UPDATE: BWI hits 90 again, sets record

THIS JUST IN: The thermometer at BWI-Marshall reached 90 degrees again today. If NWS officials confirm the reading, it makes this the 55th day of 90-plus weather for Baltimore this year, setting a new record.

By the end of last week, Baltimore had matched the all-time record for the most 90-degree days in one year (54, set in 1988). And the seven-day forecast suggested we would smash through that barrier this week, with another string of days promising airport highs at 90 or more.

But the 90s dropped out of the forecast grid over the weekend. Today's forecast had predicted highs only in the upper 80s today and Wednesday, with much cooler weather entering the region for the downhill side of dry grassthe work week.

Now it seems forecasters at Sterling had underestimated today's high.

The meteorological summer of 2010 (June through August) has already been declared the hottest on record for Baltimore, beating the previous record set in 1943.

Earlier post resumes below:

We're also watching Tropical Storm Hermine, which popped up over the holiday weekend in the northwestern Gulf of Mexico. Hermine has now gone ashore in South Texas, with torrential rains and stiff winds. By later today its remnants will be soaking North Texas and Oklahoma. Kansas, Arkansas and Missouri will be next. With 4 to 8 inches of rain in some spots, flash flooding is all but certain, and we can expect to see TV images of drivers caught in high water. Here is the storm's forecast track. And here is the view from space.

The National Hurricane Center is still watching the remnants of Tropical Storm Gaston, now in the northeast Caribban. And there are two more stormy areas in the far eastern Atlantic that could eventually make news. For now, they're no threat.

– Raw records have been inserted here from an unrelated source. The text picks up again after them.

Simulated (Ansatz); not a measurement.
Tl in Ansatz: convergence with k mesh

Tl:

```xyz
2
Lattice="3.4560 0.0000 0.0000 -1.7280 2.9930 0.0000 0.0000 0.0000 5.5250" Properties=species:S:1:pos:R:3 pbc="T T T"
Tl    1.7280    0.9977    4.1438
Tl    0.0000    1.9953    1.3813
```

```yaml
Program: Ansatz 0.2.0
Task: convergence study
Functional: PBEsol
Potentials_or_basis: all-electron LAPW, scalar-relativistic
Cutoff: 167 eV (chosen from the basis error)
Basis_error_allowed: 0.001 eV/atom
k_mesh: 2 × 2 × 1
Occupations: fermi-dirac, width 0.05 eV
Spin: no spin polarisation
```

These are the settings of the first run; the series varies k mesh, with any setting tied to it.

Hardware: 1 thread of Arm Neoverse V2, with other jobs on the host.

Unfortunately, there is still no rain in our forecast, at least not until - maybe - Sunday. Moderate to severe drought continues in Western Maryland, and on the Lower Eastern Shore as storm tracks to our east and west continue to bypass us. Here in Central Maryland, dry lawns continue to brown out, and heat- and drought-stressed trees continue to lose their leaves. That's my straw in the photo.

BWI has recorded no measurable rain since Aug. 23, and less than an inch since Aug. 12. There is no rain expected with the arrival of a cold front by Thursday, but the front will drop daytime highs for Baltimore back into the 70s.  Lows will sink to the upper 50s. And speaking of lows, the National Weather Service is reporting that some places in West Virginia dropped into the 30s early Monday.

The next front, this weekend, brings a small (30 percent) chance for some showers.

(SUN PHOTO: Frank Roylance)

Posted by Frank Roylance at 7:53 AM | | Comments (3)
Categories: Forecasts
        

Comments

NWS website is showing current temp of 90 for BWI. When do they make high for the day official--is a new record now set?

FR: They'll post the official high later this afternoon. But, barring an error at the airport (not unheard of), I'd say it's a lock now. If so, today makes 55 days of 90-plus weather this year at BWI-Marshall, a new record, beating the 54-day mark set in 1988.

Frank, just knew we'd pass that 54 day record and I'm sticking by my guess of 64. I have known to many warm Septembers and October Indian Summer days!
Question I noticed on the main weather page today there is in the 'warnings' section a 'Fire conditions present' for many counties. Is that another refection of our growing drought conditions? Or more a factor of low humidity and steady breezes?
DL

FR: All of the above. The drought and low humidity make the fuel dry, and the winds help dry it further and drive the flames. Crush those smokes.

Hello,

In Frederick County, we are at day 28 with no measurable rain, not one rain event since August 12th.

Frank, do you know what the record is for consecutive days without any measurable rain in central Maryland?

If TWC forecast holds, we will be at 38 days by the end of their forecast period. The tropical storm is great for the plains states, but the ridge will block any east movement. essentially, this area is screwed, the east coast storms get pushed east off the coast, the west coast storms pushed to the north and no rain reaches this region. In a few months we could be setting records that will not be pleasant, especially for the farming community given this drought shows no signs of abatement through November based on long term forecasts.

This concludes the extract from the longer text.